Realities Created, Maintained and Destroyed, WHILE-U-WAIT!

Wednesday, December 08, 2004

Martial Arts and Self Defense


Someone wrote me today with a question. It was :

Hey, this big name person in the martial arts/self defense field said that "Martial arts are not self defense training", I want to take a martial art, but I want to be able to defend myself if I have to. You are old and wise and have survived many winters (OK, I made that part up, but is sounds good) Which should I study.

There are so many problems with the statement "Martial Arts are not Self Defense Training" that I hardly know where to begin.

The first thing I would have to ask would be "Is this person selling something?" If he is, he will have a strong bias towards whichever view sells more of his product regardless of what "objective" evidence may have to say one way or the other.

Second, does the person making this statement get their livelihood from whatever it is that they are selling? If they do then the bias factor goes up exponentially. (Before you ask, I have a "real job" and so I teach for the sheer joy of it, which gives me a different sort of bias)

Now comes the interesting stuff.

The statement "Martial Arts are not Self Defense training" is functionally meaningless. It is such a generalization that it has no real information on the subject whatsoever.

This is an old sales ploy. When a person is confronted with a statement like this, in order for them to understand it (as it contains no real information) they must pull from their own experience, and so are a bit more likely to agree with the statement, because they are finding the information to make meaning out of the statement from their own experience.

The proper "challenge" to a statement like this is "which marital art specifically are you referring to and which "self defense training" are you referring to? Without this information all you are reading is a "press release".

We know that from a general perspective that this statement is false, because we have a history of people who have successfully defended themselves with their martial arts training. So if the implication of the statement is "you cannot adequately use martial arts training to defend yourself" then there has to be another agenda to be found.

This statement, from a linguistic point of view, represents a logical fallacy called "The False dilemma" which is part of a set of fallacies called Fallacies of Distraction and is found in a special subset of this logical fallacy called "argumentum ad ignorantiam" or argument from ignorance.

In other words, the statement "Martial Arts are not Self Defense training" has the dubious distinction of being both false and meaningless.

So what are the differences between "Martial Arts" and "Self Defense training"?

Well, I could cop out and say "by the general definition, none" but that would be begging the question.

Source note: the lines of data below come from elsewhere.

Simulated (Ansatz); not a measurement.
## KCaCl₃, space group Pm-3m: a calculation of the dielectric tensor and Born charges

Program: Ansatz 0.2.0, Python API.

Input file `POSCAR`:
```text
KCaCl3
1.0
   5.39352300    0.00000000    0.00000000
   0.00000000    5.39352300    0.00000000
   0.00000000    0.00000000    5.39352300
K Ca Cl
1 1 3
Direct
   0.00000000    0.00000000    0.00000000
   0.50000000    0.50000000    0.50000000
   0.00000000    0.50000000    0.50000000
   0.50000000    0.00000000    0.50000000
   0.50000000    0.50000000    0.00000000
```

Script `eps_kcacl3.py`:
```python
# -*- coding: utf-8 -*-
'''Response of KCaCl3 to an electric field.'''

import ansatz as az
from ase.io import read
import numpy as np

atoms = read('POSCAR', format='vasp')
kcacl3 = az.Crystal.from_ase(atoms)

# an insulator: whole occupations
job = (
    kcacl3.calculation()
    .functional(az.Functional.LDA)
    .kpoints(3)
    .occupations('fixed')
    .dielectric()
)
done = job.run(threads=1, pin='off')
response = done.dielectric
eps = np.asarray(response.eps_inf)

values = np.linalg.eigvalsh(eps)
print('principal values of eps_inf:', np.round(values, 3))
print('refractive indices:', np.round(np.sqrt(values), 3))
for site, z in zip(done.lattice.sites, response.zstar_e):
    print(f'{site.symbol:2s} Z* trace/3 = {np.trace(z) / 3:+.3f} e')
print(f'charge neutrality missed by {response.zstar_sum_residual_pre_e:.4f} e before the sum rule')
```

So first we have to define what I mean when I say martial art and what I mean when I say self defense training.

To me, a (civilian) martial art is a system of long term training that addresses individual conflict from a number of different viewpoints. These views will include physical and mental aspects of contesting with another person or persons. (They are different than military martial arts in the same way a rapier is different from a cannon).

Self Defense training is in my opinion, a short term course, seminar or workshop that teaches simple, easy to learn skill sets that are designed to give one an edge in the regrettable circumstance of having to defend oneself.

The analogy I like to draw is that Self Defense training is like boot camp. You are given a set of quick survival skills that are specifically designed to enhance a person's chances of short term survival. There is less care given to the long term effects of such training.

So just as a farm boy goes into boot camp and comes out with some skills that give him a better chance of getting home in one piece from the war, Self Defense training gives you some easy to learn skills that can get you home on one piece.

The downside to both though is that the trade off is usually shaving hours, days or months of the end of one's life. This is because both self defense courses and boot camp teach how to be effective without being efficient, so the strain on the body accumulates over the years.

Now I also draw the analogy that martial arts are like "Special Forces" in that there is the time to do sustained, incremental training. This means that a person has time to become both effective and efficient, to have a more sophisticated skill set. Now if you want to refine your skills this is important. Self defense is not concerned with refinement, just with getting yourself out of a bad situation (and if you tear muscle and such it is OK because you will have time to heal).

So the truth is (except for marketing) the whole martial arts versus self defense argument is specious.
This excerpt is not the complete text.